The company’s results beat expectations, which Yahoo Finance reports were revenues of $44.1 billion and earnings per share of $1.90. Shares of the software giant fell after the news, perhaps due to the company’s results missing so-called whisper numbers; that Microsoft has traded at or near all-time highs in recent sessions puts the current 3% after-hours drop into context. Tech shares were broadly weaker in regular trading today, a session in which Microsoft shed just under 1% of its worth.

Microsoft is so large a company that its top-level results are hardly clear, so let’s dig in a little more.

First up, Azure, Microsoft’s cloud computing platform, posted 51% revenue growth in the quarter compared to the corresponding year-ago quarter, a figure that would dip to 45% if one was to remove currency fluctuations, according to the company. The 51% figure, per initial analysis, is the company’s best Azure growth result since its fiscal Q3 2020 quarter, or the first calendar quarter of last year.

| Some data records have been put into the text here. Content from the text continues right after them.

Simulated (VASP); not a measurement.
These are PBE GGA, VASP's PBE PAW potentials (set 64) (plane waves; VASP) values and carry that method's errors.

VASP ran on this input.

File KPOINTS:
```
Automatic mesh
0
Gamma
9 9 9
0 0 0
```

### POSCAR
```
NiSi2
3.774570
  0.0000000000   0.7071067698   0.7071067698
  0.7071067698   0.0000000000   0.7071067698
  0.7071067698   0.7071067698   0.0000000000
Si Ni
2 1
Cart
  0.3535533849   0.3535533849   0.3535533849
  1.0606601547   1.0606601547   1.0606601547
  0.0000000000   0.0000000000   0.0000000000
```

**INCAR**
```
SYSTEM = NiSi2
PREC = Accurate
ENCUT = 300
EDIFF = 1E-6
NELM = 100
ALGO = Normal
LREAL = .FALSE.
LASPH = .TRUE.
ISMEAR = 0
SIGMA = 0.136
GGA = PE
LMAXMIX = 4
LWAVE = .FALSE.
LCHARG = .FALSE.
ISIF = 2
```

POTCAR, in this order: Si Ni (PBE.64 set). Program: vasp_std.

From that perspective, it’s hard to fault Azure’s growth over the last three months.

Picking through the rest of the company’s results, we can rank its three main divisions’ revenue growth results as follows:

  • Intelligent Cloud: 30% growth, a figure driven in part by Azure’s growth.
  • Productivity and Business Processes: 21% growth, led by LinkedIn (46% growth), and the Dynamics 365 CRM product (49% growth).
  • More Personal Computing: 9% growth, led by search growth (53%, excluding traffic acquisition costs).

The weaker spots in the larger Redmond revenue review are not hard to spot. Office Consumer revenue expanded by 18%, a figure that feels somewhat modest; Windows OEM revenue slipped by 3%; and Surface revenue fell 20%.

But those lowlights were not enough to derail the company’s aggregate growth picture and titanic profitability. How profitable is Satya Nadella’s company? Microsoft spent $10.4 billion on share buybacks and dividends in its most recent quarter. That’s a somewhat confusing amount of money, frankly. And at this point, we’re a bit flummoxed why Microsoft is buying back shares. Its market capitalization is a bit more than $2 trillion, implying that at best the company can gently chip away at its share count over time at huge expense. Surely there is a better use for its cash?

Regardless, the company’s results indicate that the recent run of big technology companies posting impressively large and lucrative results is not behind us. That may help provide investor confidence for technology companies more broadly. Which, you know, would not be a bad thing for startups.